Consider the PDE
$$u_y+uu_x=0$$
with the condition $u(x,0)=f(x)$. I want to solve this using the method of characteristics. The first thing I've done was to solve the characteristic system. In that case the system is
$$\dfrac{dx}{dt}=u, \quad \dfrac{dy}{dt}=1, \quad \dfrac{du}{dt}=0.$$
In that case we get, with $c_1,c_2,c_3$ constants, $u=c_3$, $x=c_1+c_3t$ and $y=t+c_2$.

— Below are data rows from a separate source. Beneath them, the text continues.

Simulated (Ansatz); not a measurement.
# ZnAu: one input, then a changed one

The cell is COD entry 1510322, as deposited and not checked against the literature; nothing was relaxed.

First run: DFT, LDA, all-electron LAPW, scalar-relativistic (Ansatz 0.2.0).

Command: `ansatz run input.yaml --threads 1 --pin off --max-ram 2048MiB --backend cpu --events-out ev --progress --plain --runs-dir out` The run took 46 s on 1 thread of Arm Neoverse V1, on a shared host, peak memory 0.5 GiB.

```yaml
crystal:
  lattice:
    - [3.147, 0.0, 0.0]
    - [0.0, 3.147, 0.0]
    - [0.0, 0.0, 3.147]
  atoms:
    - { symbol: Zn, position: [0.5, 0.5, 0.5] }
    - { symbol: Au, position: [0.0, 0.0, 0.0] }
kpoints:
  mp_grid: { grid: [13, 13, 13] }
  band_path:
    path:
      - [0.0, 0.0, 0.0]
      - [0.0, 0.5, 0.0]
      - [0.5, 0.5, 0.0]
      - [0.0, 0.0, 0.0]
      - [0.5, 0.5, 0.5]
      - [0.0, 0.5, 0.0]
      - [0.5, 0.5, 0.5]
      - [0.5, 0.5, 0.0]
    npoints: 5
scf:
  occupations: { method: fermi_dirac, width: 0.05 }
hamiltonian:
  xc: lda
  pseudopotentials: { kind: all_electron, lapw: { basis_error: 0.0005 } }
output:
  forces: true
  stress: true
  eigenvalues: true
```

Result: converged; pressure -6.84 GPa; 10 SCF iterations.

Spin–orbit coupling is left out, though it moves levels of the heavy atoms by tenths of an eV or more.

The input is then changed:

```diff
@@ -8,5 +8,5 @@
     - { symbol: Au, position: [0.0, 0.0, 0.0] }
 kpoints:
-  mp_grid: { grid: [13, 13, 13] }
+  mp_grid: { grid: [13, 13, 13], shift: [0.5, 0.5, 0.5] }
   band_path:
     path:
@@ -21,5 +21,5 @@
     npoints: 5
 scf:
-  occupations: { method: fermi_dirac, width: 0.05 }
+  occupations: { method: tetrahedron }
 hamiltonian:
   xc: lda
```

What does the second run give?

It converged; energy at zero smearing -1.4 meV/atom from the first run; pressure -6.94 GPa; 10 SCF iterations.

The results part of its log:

Now as I understand, the initial condition can be thought of as a curve $\sigma(s)=(s, 0, f(s))$ which cuts the characteristics. The idea then is to write $u$ as a function os $s$ and $t$ that is $s$ picks a characteristic and $t$ the value of $u$ at some point of it.
In that case if we imagine that give $s$ the characteristic is intercepted at $t=0$ we find $c_2=0$, $c_1=s$ and $c_3=f(s)$.
Now for any $t$ on this characteristic $u$ is the same so $u(s,t)=f(s)$. Now we have to express $s$ and $t$ in terms of $x,y$. The point is that we easily get $t=y$, but $s=x-yf(s)$. In that case we would have
$$u(x,y) = f(x-yf(s))$$
which is obviously wrong.
What is wrong here? How is the right way to do this?
Your solution is correct up to and including $s=x-yf(s)$, but you didn't recognize this as an equation for $s$, to be solved in terms of $x,y$. Suppose you can solve it as $s = g(x,y)$. Then plug the solution into $u(x,y)=f(s)$ and obtain $u(x,y)=f(g(x,y))$.
Very simple example: $f(s)=2s$. Then $s = x-2ys$ has solution $s= x/(1+2y)$, and therefore $u(x,y) = 2x/(1+2y)$.
Things get more complicated when the equation $s=x-yf(s)$ has multiple solutions, meaning that characteristics want to intersect each other. This is where you start considering shock waves and their propagation.
Also, it may happen that $s=x-yf(s)$ has no solutions, meaning that $(x,y)$ is either outside of the domain where solution makes sense, or within a rarefaction wave.